KGL Stands Unbeaten In Lotto Operations

By Grace Zigah

A growing debate over revenue generation, market dominance and regulatory fairness within Ghana’s lottery industry has taken a fresh twist following claims that KGL Technology Limited remains the single largest contributor to the National Lottery Authority’s (NLA) revenue despite operating alongside dozens of licensed Private Lotto Operators.

The latest controversy emerged after the Ghana Lotto Operators Association (GLOA) reportedly urged stakeholders, the media and the general public not to compare the GH¢44.9 million paid to the NLA by some 29 licensed Private Lotto Operators with the more than GH¢173 million reportedly paid by KGL to the Authority.

The issue has reignited discussions about the role of private operators, collaborators and digital technology providers in Ghana’s lottery industry, as well as the criteria that should be used in measuring the performance and economic contribution of industry players.

At the centre of the debate is the question of whether revenue generation alone should determine the success and value of participants in the lottery ecosystem or whether employment creation and grassroots economic activity should carry equal weight.

According to proponents of KGL’s operations, the National Lottery Authority was established primarily to generate revenue for the Republic under Section 2(1) of the National Lotto Act, 2006 (Act 722), which stipulates that the national lottery should be conducted for the purpose of raising revenue for the nation.

Supporters of KGL therefore argue that the company’s contribution of more than GH¢173 million to the NLA demonstrates its effectiveness in helping the Authority fulfil its core statutory mandate.

The position has been reinforced by lottery industry analyst and policy commentator, Razak Kojo Opoku, who maintains that while job creation and economic activity remain important outcomes, the principal objective of the NLA under the law is revenue mobilisation for national development.

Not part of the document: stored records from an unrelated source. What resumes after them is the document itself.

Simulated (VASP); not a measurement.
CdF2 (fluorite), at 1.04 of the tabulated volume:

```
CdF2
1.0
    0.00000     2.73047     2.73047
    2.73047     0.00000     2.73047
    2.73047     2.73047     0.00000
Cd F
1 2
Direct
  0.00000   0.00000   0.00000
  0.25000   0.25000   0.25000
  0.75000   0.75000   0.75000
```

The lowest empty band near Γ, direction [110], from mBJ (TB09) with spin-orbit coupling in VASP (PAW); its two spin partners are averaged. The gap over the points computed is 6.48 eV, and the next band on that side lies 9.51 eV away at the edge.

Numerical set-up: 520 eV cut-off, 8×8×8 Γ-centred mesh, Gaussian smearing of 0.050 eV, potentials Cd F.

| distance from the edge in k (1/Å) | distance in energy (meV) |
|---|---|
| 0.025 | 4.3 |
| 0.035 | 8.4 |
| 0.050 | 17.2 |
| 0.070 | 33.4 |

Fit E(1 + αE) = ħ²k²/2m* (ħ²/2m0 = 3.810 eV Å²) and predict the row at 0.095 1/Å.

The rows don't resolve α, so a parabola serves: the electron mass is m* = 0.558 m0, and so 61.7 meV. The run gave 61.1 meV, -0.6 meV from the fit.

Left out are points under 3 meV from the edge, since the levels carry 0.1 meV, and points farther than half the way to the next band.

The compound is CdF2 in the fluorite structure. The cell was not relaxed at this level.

The debate gained momentum after comparisons emerged between the revenue generated by KGL and the amount paid to the NLA by licensed Private Lotto Operators represented by GLOA.

While some industry observers have argued that comparing the two figures is unfair because both operate under different business models, others insist that such comparisons are inevitable given the significant market influence enjoyed by private operators.

According to the argument advanced by KGL supporters, members of GLOA collectively control between 70 and 80 percent of the lottery retail market, making it reasonable to expect stronger revenue contributions from that segment of the industry.

The discussion has also drawn attention to the legal framework governing lottery operations in Ghana.

Under Act 722, KGL operates as a collaborator under Section 2(4) of the National Lotto Act.

However, questions have been raised regarding the legal classification of Private Lotto Operators and the extent to which their operations are regulated under existing legislation.

Supporters of KGL contend that private operators derive substantial benefits from a long-established retail market network while KGL has had to build and sustain an expensive digital infrastructure platform that supports mobile lottery transactions across multiple telecommunications networks.

The controversy has further expanded into a debate over technology investment and innovation within the lottery industry.

Defenders of KGL reject suggestions that access to a dedicated USSD platform automatically guarantees commercial success.

They point to previous attempts by the NLA and its collaborators to digitalise lottery operations through mobile-based platforms that ultimately failed to achieve sustainable growth.

Historical records cited by KGL supporters indicate that the NLA’s Mobile 5/90 initiative generated relatively modest revenues between 2015 and 2017 before operations were eventually discontinued.

Similarly, mobile lottery projects operated through the *890# short code reportedly recorded low revenue performance before being terminated, reinforcing claims that success in the digital lottery space requires significant investment, technical expertise and sustained innovation.

Industry analysts argue that these previous failures underscore the scale of investment required to build a successful digital lottery platform capable of handling millions of transactions while maintaining security and reliability.

According to advocates of KGL’s model, the company has invested heavily in information technology infrastructure, cybersecurity systems, software integration and telecommunications partnerships, expenditures that reportedly run into hundreds of millions of dollars.
They argue that maintaining digital platforms, protecting systems from cyber threats, upgrading technology to align with evolving telecommunications standards and ensuring uninterrupted service delivery involve substantial operational costs that are not always visible to the public.

The company is also credited with assuming responsibility for paying lottery winners, financing extensive marketing campaigns and undertaking corporate social responsibility programmes without direct financial exposure to the National Lottery Authority.

Beyond its statutory payments to the NLA, KGL is said to contribute an additional GH¢3 million annually to the NLA Stabilisation Fund, which was established to support Lotto Marketing Companies operating through retail kiosks across the country.

The company is also reported to provide GH¢2 million annually to support the NLA Good Causes Foundation, which funds various social intervention programmes.
Supporters of KGL argue that these additional contributions demonstrate a broader commitment to sustaining the lottery ecosystem beyond direct revenue payments.